On the subject of the Peter Hitchens story, Fry writes:

Walker concludes his vicious little paragraph firstly by telling an outright lie: that I “buttonholed” my dear friend Christopher Hitchens’s brother at the luncheon after Christopher’s memorial service in New York. Not true. I could see Peter Hitchens in the doorway of the Waverly Inn, standing utterly alone (as he does intellectually, morally and socially amongst his brother’s friends) and, taking pity, I just came up to chat. He responded so rudely, so vilely and with such lack of human decency, that I couldn’t but tweet at the extreme difference between two products of the same parents. Probably a misjudgement on my part. I make many. But then Peter Hitchens is proportionately as joyless and unlovable a person as his so deeply missed brother was joyful and loveable and I was upset at such charmless rudeness. And I was, I freely admit, a little drunk. Which is just what Christopher would have wanted me to be.

Walker replied by tweeting: "I guess there is a lesson here for all of us. Don't drink too much at memorial services and upset the relations of the deceased."

The latest salvo has been fired by Peter Hitchens himself, who has penned a 1400-word account of his encounter with Fry at Christopher's memorial on a Daily Mail blog, which supports Mr Walker of the Telegraph, talking of "Mr Fry’s boorish behaviour" towards him.

Hitchens writes: "I don’t like anything about Mr Fry, have been rude about him in print and thought it would be hypocritical and wrong to pretend friendliness to him in person. Any encounter would either be dishonest or abrasive, and as this was a solemn occasion, I thought it simpler and better-mannered to avoid any risk of that."

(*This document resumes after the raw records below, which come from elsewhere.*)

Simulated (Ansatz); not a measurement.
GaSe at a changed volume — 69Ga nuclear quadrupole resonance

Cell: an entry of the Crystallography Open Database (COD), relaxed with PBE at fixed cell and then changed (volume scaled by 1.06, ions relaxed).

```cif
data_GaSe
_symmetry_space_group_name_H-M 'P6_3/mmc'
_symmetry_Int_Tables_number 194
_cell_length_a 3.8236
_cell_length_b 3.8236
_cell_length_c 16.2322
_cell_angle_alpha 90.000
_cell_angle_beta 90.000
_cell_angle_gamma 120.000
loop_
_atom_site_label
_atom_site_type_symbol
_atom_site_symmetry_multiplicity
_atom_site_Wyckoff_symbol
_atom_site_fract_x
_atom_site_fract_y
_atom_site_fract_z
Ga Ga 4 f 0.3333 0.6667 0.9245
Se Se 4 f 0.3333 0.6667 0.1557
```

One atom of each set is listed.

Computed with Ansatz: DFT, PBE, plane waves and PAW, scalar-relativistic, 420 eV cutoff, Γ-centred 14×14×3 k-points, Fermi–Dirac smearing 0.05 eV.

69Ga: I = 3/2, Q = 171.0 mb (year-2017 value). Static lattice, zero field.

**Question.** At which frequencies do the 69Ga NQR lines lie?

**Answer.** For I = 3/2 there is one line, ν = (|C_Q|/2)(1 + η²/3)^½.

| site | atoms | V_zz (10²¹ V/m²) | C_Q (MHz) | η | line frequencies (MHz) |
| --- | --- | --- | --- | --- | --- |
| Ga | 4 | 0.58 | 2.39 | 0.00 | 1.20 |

Other highlights of the Hitchens stink-piece; "I have no idea what ‘human decency’ has to do with it. It wasn’t *his* closest living relative whose death we were marking. I had certainly not sought him out. He couldn’t possibly have expected me to welcome his company. I most definitely hadn’t looked for it, and in my view even a moderately perceptive rhinoceros would have been aware that I was actively avoiding it....

"If Mr Fry truly admired or really knew my late brother, he can hardly be censorious about a bit of rudeness, nor can he suggest that, by being rude to him, I in some way showed myself dissimilar to Christopher. In comparable circumstances, approached at a close relative's memorial event by someone he despised, I have no doubt that Christopher would have been much, much ruder, and I expect most people in the room would have known about it. Since Mr Fry speculates that Christopher would have approved of his being a little drunk (which is likely true) , I will hazard a guess that Christopher would also have enjoyed my clash with Mr Fry. He’d have thought it enlivebned the occasion. Mind you, I only knew him for 59 or so years."

Literary feuds are so much more fun now we have social media!